State police Sgt. Robert Manning said he recorded the nearly two-hour telephone conversation when he called Entwistle at his parents’ home in Worksop, England, on Jan. 23, 2006, the day after police found the bodies.
Entwistle said, “No, no, no” when Manning asked him whether he had anything to do with the deaths of his wife, Rachel, and their 9-month-old daughter, Lillian Rose.
Entwistle sighed heavily and stammered when pressed by Manning about whether he could have done anything “out of character” on the day his wife and daughter were killed.
“God, no. No,” he said.
“Of course, no, I couldn’t do that. Why would I do that?”

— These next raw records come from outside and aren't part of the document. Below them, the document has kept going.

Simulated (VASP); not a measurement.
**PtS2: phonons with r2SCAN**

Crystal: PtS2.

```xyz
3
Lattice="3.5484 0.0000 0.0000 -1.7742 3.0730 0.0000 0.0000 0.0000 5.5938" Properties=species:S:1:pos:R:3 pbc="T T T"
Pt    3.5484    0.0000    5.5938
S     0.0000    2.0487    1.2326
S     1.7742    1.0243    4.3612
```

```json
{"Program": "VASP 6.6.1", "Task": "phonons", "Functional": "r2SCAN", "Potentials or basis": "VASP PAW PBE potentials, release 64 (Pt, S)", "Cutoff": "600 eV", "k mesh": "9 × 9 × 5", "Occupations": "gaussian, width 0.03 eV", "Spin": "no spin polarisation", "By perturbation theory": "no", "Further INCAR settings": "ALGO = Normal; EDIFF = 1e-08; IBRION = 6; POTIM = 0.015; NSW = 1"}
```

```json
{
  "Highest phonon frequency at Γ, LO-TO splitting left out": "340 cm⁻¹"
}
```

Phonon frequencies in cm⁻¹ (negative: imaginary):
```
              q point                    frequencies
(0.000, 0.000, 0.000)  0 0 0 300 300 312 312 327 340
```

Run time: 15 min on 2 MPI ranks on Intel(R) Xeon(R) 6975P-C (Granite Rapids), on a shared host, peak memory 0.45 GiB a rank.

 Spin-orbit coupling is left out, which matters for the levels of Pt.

Prosecutors say Entwistle, 29, fatally shot his wife and daughter in their Hopkinton home after becoming despondent over mounting debt and dissatisfied with his sex life. Entwistle denies killing his wife and daughter, and claims he returned home from a two-hour shopping trip to find them dead on a bed in the master bedroom.
In the recording, Manning repeatedly asked Entwistle why he left, and at one point the defendant apologized for not calling police. “I just feel that it wasn’t the right thing to do, was it?” he said.
Entwistle told Manning he left his wife and daughter cuddled together in bed at 9 a.m. to go shopping for computer supplies. He said he returned two hours later and found them as he had left them.
The voice on the recording cracked, and Entwistle sniffled as he fought back tears when he described finding the bodies.
“When I walked in, I couldn’t see Lilly. I could only see Rachel, and she just looked asleep,” he said.
“The first thing I noticed was just her color, she was kind of pale, and then as I got closer, I could see the blood. ... I pulled the covers back and that’s when I saw Lilly. Lilly was such a mess.”
Entwistle told Manning that he was so distraught after finding his wife and daughter that he went to the kitchen to find a knife to kill himself, but he couldn’t go through with it because he knew “how much it was going to hurt.” He said he then drove to the home of Rachel’s mother and stepfather in Carver to find a gun to kill himself but was unable to get into the house.
Prosecutors say the gun used in the killings had been taken from the Carver home, some 50 miles from Hopkinton, and returned.
Entwistle said in the police interview that he eventually ended up at Logan International Airport in Boston, where he wandered around the terminals, then left, only to return again. He said he decided to fly home to England to be with his parents.
“I got to the point where I just needed to be with someone,” said Entwistle, who described his condition as “trancelike.”
The tape was played on the 11th day of testimony. Prosecutors are expected to rest their case on Monday.
Prosecutors have depicted Entwistle as a man who was obsessed with sex and searching the Internet for ways to meet women. On Thursday, a computer specialist showed the jury a profile Entwistle posted on a Web site in which he said he wanted to meet “American women of all ages” for sex.
Manning asked Entwistle in the recording whether he and his wife had marital problems or had argued near the time of the killings.
“No, nothing,” he said. “It was just a normal day.”